Yeah, I definitely doubt it too, although it would be pretty freaking awesome. I really want to try and expirement with this. Maybe once work slows down I'll find the time mess around with physical items.

GodLied
08-14-03, 08:06 PM
Originally posted by spoilsport
Yeah, I definitely doubt it too, although it would be pretty freaking awesome. I really want to try and expirement with this. Maybe once work slows down I'll find the time mess around with physical items.


The worlds highest gravity fountain does not squirt higher than the source of its feedwater.

All of the world's lesser gravity fountains do not squirt higher than the source of their feedwater.

Using firehose nozzles as a basis, data does not give answers to prove or disprove my corrollary that a nozzle does not exist which will allow water to fountain into the basin that feeds the fountain.

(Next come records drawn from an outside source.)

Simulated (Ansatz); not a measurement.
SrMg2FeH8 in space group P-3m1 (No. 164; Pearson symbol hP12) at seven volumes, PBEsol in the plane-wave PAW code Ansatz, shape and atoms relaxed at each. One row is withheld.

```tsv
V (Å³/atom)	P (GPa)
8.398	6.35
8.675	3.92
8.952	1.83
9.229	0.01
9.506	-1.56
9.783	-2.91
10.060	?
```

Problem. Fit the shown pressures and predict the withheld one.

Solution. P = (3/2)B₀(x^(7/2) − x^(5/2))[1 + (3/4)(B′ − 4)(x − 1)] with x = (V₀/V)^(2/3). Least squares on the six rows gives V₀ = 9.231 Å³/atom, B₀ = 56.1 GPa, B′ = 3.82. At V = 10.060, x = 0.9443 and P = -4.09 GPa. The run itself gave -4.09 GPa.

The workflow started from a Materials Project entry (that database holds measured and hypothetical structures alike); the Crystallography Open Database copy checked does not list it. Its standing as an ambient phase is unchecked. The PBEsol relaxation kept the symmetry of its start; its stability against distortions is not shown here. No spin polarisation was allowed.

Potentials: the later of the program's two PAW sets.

Nozzle design matters: some nozzles reach farther than others with the same psi and gallons per minute (gpm). Data from Elkhart Brass shows some 50psi nozzles that can, at a height of 4 feet and an angle of 32 degrees in still air conditions, reach a point on the ground that is 200 feet from the nozzle. That does not answer the question if the nozzle can shoot a target 116 feet above the nozzle. That angle might have to be steeper than 45 degrees. Wind can stop the system altogether by preventing the water from entering the basin.

JMG.

Pete
08-14-03, 08:13 PM
I think a fire hose might be a different case... Do fire hose pumps produce constant flow, constant pressure, or something else?

GodLied
08-18-03, 03:22 AM
Originally posted by Pete
I think a fire hose might be a different case... Do fire hose pumps produce constant flow, constant pressure, or something else?

Usually a fire hose is connected to a fire hydrant. Without a fire hydrant, water is pumped from a reservoir such as a water tank. In the case of a fire hydrant, pressure depends on the number of hoses and the number of hydrants in use at one time. In the case of pumped water from a reservoir, pressure can be constant while supply drops with use.

If there is a fire department whose 50psi nozzle can eject water to reach a target 116 feet above the nozzle, then one can make a perpetual motion machine that violates my general rule that no such machine can exist. If there is a 50psi nozzle that can eject water significantly higher than 116 feet, water can be made to flow uphill.

JMG.

Pete
08-19-03, 08:57 AM
What precisely does "50psi nozzle" mean? (with references, if possible)

GodLied
08-21-03, 01:50 PM
Originally posted by Pete
What precisely does "50psi nozzle" mean? (with references, if possible)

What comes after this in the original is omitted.